Four cheese and chile naan breads in a textured bowl on a blue table cloth.

Fresh hot naan made right in your kitchen in just about 30 minutes. This recipe for naan bread with cheese and chiles is what I call a “refrigerator door recipe”—it wouldn’t have a chance to be filed away! Biting into the supple, slightly chewy flatbread filled with gooey cheddar and mozzarella (I used whole milk low-moisture, not fresh) is so addictive it is tempting to stamp this recipe “serves one.” The naan is delicious with or without salted butter, but it’s exceptional with ghee made from cultured butter. (I highly recommend making it yourself. It’s very easy and very special.)

A few pointers to note:
First, to speed things up, grate the cheeses and chop the green chile and cilantro while the dough rests for 10 minutes—no need to do this prep work in advance.

Second, have a small dish of oil nearby when kneading and rolling out the dough. If it’s too sticky, see if you can remedy it by using more oil on the palm of your hands instead of using flour. If you must flour your work surface, be very conservative. This is not a lot of dough, so it doesn’t take very much added flour to end up with drier naan. (Trust me on this. I made multiple batches because, as I said, the recipe serves one in my house...)
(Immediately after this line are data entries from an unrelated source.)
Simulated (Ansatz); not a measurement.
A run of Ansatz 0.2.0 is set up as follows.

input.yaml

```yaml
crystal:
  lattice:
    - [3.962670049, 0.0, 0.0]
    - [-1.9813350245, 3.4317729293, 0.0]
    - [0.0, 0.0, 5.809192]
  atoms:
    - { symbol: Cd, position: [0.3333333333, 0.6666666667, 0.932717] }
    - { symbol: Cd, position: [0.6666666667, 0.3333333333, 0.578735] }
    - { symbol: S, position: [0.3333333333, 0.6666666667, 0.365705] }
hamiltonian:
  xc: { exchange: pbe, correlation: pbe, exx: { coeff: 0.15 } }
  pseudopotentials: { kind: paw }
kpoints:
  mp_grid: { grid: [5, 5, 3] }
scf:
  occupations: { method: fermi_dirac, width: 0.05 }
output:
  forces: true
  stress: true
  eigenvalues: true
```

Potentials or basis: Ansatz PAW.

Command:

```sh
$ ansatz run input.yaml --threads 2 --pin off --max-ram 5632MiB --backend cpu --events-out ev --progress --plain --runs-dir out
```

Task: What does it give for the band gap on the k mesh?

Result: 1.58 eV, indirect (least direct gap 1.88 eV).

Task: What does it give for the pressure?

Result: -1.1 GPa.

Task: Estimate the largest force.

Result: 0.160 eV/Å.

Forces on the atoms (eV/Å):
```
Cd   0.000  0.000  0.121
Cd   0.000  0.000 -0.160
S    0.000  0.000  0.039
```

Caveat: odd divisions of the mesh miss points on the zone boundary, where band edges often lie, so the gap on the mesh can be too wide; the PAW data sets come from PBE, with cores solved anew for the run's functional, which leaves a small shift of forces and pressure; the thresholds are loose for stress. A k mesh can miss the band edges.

Third, as you pinch the filled dough, try to squeeze out as much air as possible, or you’ll risk bursting large air pockets when you roll out the dough the second time. To keep from disturbing the filled dough too much, I rolled it out mostly just in one direction to four ovals that were about 4 inches x 8 inches. (You may have some filling leftover. It’s lovely folded around an omelet.)

Lastly—and the best discovery for me personally—don’t fret if it’s too cold outside to grill or you don’t have a special indoor grill. The broiler in your oven is basically an upside-down indoor grill and it works very well here. I set the baking sheet on the highest rack, about 4 inches from the element. About 1 minute to 1 minute 15 seconds per side under the broiler (i.e., do NOT walk away) the naan cooked to perfection with beautiful slightly charred spots.

My family loves naan, it is a versatile bread to serve at mealtime and I was excited to give this recipe for naan bread with cheese and chiles a go. As a first-time naan baker, I was pleasantly surprised by the success of this recipe. For a brief moment, I thought it would be wise to attempt a plain naan before this version. I'm so glad I tried this recipe first—adding in cheese, chiles, and herbs opened up my mind to the possibilities with this bread and I will definitely make naan at home again.

Originally published July 13, 2021



  1. 5 stars
    So good. Made these with cheddar and monterey jack cheese with serrano chili. I’ll definitely be making these again.

  2. Anyone try this with gluten-free flour? What does Chetna have to say about gluten-free flours in naan? Thanks.

    1. Suzi, we didn’t try it with gluten-free flour, so we can’t say how it would turn out. As with other gluten-free breads, it wouldn’t have the same elasticity, but if you have a reliable all-purpose gluten-free flour that you are comfortable using, give it a try. You may need to adjust the amount of liquid.